Summer is nearly upon us, it’s May, a bank holiday weekend what better time than that for a lazy trip to Great Yarmouth for a wander with nothing particularly in mind. A stroll along the prom in the hazy sun would be nice, like a swearing breathing Martin Parr exhibition.
And being practically June, it’s no huge surprise whilst driving east just after the almost hallucinogenic weirdness and mess of the Postwick forever interchange to find yourself disappearing under a wedge of cloud as thick as a cheap rolled up Axminster pushing over from the North East bringing with it some especially sharp and tasty Scandinavian winds and the death of light.
Yarmouth is one of my favourite places, not least because the fierce memory of it paints bright and hot colours, the clamour of the Pleasure Beach, the squawks of visitors on rides and gulls, the chitter and crash of machines against the quiet hiss of the sea on the old beach that between the poop bags and plastic bottles has seen some history. If you are local born and raised, or grew up on the edges of the German Sea, Yarmouth was a treat a day playing tuppenny push in the arcades or not winning cheap wristwatches with hoops, bumper cars and the Scenic Railway. Heat and tarmac, spun sugar and sand. It fades as you get older, the wood is worn to proud grain, the layered paints peel, the rock will break teeth. But it’s still the same under all this, not that the eyes aren’t so young, more the understanding behind them has shifted, noticed something that was always the same.
In this weather it feels quite muted, the colours drawn back, but no one is going to let a bit of cloud get in the way of wearing shorts and t-shirts and Marine Parade is bustling away, an assault course of straggling families, pushchairs and the elderly. The half mile up to South Beach Parade if a full on orchestra of accents, Bank Holidays bring in the holiday makers. The pavement is littered with dropped /r/s and /h/s; Cockney, Mockney, Estuary and Essex. There’s Midlands; Brum and the Black Country searching out the Fittles, a scattering of Leicester and even a few Derby ducks, behind it all the locals still hev the loudest murmur, still here weaving through the crowd. We stop stand still on the edge of the stream, get some coffee, buy fresh doughnuts, crisp sugared softness, hot as hell, walk eating heading South.
The people thin outpast the noise and colour of the amusements. There’s just rows of cars parked against the dunes, drinks cans rolling in the wind. The Pleasure Beach loses its grip in the scrubs and marrams of the Denes, petering out to light industrial towards the port. Here the sand is winning, ridged up by tide and wind slapping against cheap brick and preformed concrete, the cheap charm dissipating into something different, the stunted tower of the power plant, listless side roads with salt busted brick and relentless factory facades grown up on the shifting spine of land between the river and the sea.

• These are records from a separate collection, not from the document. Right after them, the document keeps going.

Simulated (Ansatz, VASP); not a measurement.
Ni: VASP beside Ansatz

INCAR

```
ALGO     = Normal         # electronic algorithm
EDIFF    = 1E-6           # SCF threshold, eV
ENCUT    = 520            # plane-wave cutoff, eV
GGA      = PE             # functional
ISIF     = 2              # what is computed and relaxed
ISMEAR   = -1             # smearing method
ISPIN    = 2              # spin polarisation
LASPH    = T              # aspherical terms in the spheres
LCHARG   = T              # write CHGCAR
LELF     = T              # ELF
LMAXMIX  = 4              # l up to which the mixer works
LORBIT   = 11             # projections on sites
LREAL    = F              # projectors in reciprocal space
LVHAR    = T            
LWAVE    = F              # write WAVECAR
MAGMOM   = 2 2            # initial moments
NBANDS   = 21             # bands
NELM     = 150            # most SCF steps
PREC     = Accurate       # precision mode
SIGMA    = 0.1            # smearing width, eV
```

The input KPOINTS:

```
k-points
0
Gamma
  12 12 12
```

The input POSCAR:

There’s something very out of place here. A thing that harks back to an entirely different time when this was grassy scrub south of port. It couldn’t feel more out of sync with its surroundings if it tried. The Norfolk Column or originally the Norfolk Naval Pillar, now known as the Britannia Monument. In the centre of all this is a tall quite elegant memorial to Horatio Nelson, 144 feet of stone pillar and more lately resin detailing. At the top is Britannia trident and olive branch in hand. She stands on a raised dais supported by six victories or caryatids or canephora (take your pick). The names of four of Nelson’s ships carved below their feet; the Vanguard, Elephant, Captain and Victory. At the base of the column the battles he fought in those vessels; The Nile, Copenhagen, St Vincent and Trafalgar. It was originally planned to commemorate Nelson’s Victory at the Nile, but times change and by the time it was funded Nelson had won other battles at Trafalgar on the 21st October 1805 he was felled by a single shot. It is alleged he was taken below deck by Able Seaman James Sharman.
Britannia faces inland. This could be a massive mistake, there is a story that the builder had a heart-attack when he realised, that’s a fallacy though as he had a heart attack because of all the steps apparently, I mean you’d notice it was facing the wrong way before it was finished. There is another story that she faces the Burnham Thorpe where Nelson was born, which she clearly doesn’t. Or is it deliberate – the threats from the sea behind her when viewed from the river, 200 years can change how we view our landscape as much as we can change the landscape, must have looked quite elegant looking across the mouth of the River Yare in 1842 when Finden made his engraving (right). Now here it stands upright against the cloud facing out over the asbestos and tarpaper roofs of the estate. Behind her lazy doughnuts drawn in rubber on the road, scattered mustard seed chipping through the concrete, little bursts of yellow, the surrounding agriculture leeching in still finding feet in the urban landscape and the sand and then the sea.
And so in 1819 this thing grows out of the sandy subsoils on some grassland to the South of town. It cost £10,000 in private donations, which in today’s money is somewhere in the region of three-quarters of a million pounds. This is a measure of the value Norfolk takes in the man, a man grew up and was educated in the county from a family whose surnames are familiar and have some resonance through the county and the country, the Sucklings, and the Walpoles. The Nelson family whilst moderately well to do or moderately properous, became far better known because of him.
And what of James Sharman, the man who carried him below deck. It appears he was press ganged into the Navy in the 1899 aged 14 whilst working in the Wrestlers Inn. He served under nelson and Hardy and continued to serve after Nelson died. He was eventually invalided out of the Navy and at Hardy’s suggestion made the keeper of the monument; living in a small cottage built nearby in the dunes. A small amount of pixel-digging reveals his children and grandchildren all carried Nelson as a middle name. What is most odd about this story in fact the most interesting bit of the whole thing is how his memory is carried on, And not just in the Blue Plaques which bear his name. He met a traveling writer who had read about him being involved in the rescue of the crew of a sinking ship off the Denes, his name was Charles Dickens. He taken with his stories he based Ham Pegotty on him, so Sharman survives not just in the winding threads of our own perceptions and interpretations of history, but in the concrete realised fiction of Dicken’s David Copperfield.